In the middle of a sleep-deprived, turbulent night some bright spark must have sat up sharp and decided that running a good restaurant simply isn’t difficult enough. No. What you really need for that added challenge is a barely accessible location which makes it difficult for your customers to get to you, and equally difficult for them to leave. And so it is with the The River Exe Café.
Of course, there’s certainly novelty to floating a wooden hut, a marquee, some sturdy, self-built rustic tables, some cheap-as-a-job-lot steel chairs and a decent kitchen on pontoon moored in the Exe Estuary, but not that much.

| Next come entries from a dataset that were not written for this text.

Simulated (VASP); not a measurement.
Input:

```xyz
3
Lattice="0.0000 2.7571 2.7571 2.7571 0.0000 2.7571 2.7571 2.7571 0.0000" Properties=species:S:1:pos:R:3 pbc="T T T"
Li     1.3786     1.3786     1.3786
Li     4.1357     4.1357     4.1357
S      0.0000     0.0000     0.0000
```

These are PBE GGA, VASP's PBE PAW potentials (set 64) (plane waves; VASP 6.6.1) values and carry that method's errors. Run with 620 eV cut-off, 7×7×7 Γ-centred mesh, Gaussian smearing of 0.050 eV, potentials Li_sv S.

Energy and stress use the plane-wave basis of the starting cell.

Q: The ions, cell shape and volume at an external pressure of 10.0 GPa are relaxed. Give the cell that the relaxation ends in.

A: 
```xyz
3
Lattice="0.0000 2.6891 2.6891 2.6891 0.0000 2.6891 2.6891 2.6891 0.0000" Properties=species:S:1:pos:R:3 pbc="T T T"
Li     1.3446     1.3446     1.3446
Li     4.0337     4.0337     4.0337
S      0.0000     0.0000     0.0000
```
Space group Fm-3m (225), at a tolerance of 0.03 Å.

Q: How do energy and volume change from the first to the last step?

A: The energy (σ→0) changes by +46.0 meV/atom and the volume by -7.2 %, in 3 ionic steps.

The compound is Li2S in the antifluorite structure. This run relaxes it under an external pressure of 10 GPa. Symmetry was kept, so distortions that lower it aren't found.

We booked by email ten days in advance – that was the easy bit – and arrived in Starcross, the nearest landmass to the restaurant, in plenty of time: 11:30am for a 1pm reservation. The first mistake was ours. We should have been there even earlier, at 11am, to catch the 11:10am ferry to Exmouth. The next ferry, the 12:10, would arrive in Exmouth at the same time as our water-taxi was due to leave. There was a chance we’d make the connection, and at least we had a few minutes to weigh up the options. But knowing that time and tide wait for no-one, and that the boatmen round here are fiercely prompt and proud of it, we decided not to chance it and rode 24 miles round the estuary by road. No hardship at all on a Bonneville on a blazing July day.
Forty minutes later, we pulled up just round the corner from the docks and took advantage of the free parking opportunity a motorcycle usually brings. Both the continuous queue of traffic from Powderham to Exminster – caused by the traffic control of the Crashbox Car Rally – and the ‘permit only’ parking of Exmouth’s packed backstreets made us happy in our choice of a motorcycle for a day out; but from here on in it was boats.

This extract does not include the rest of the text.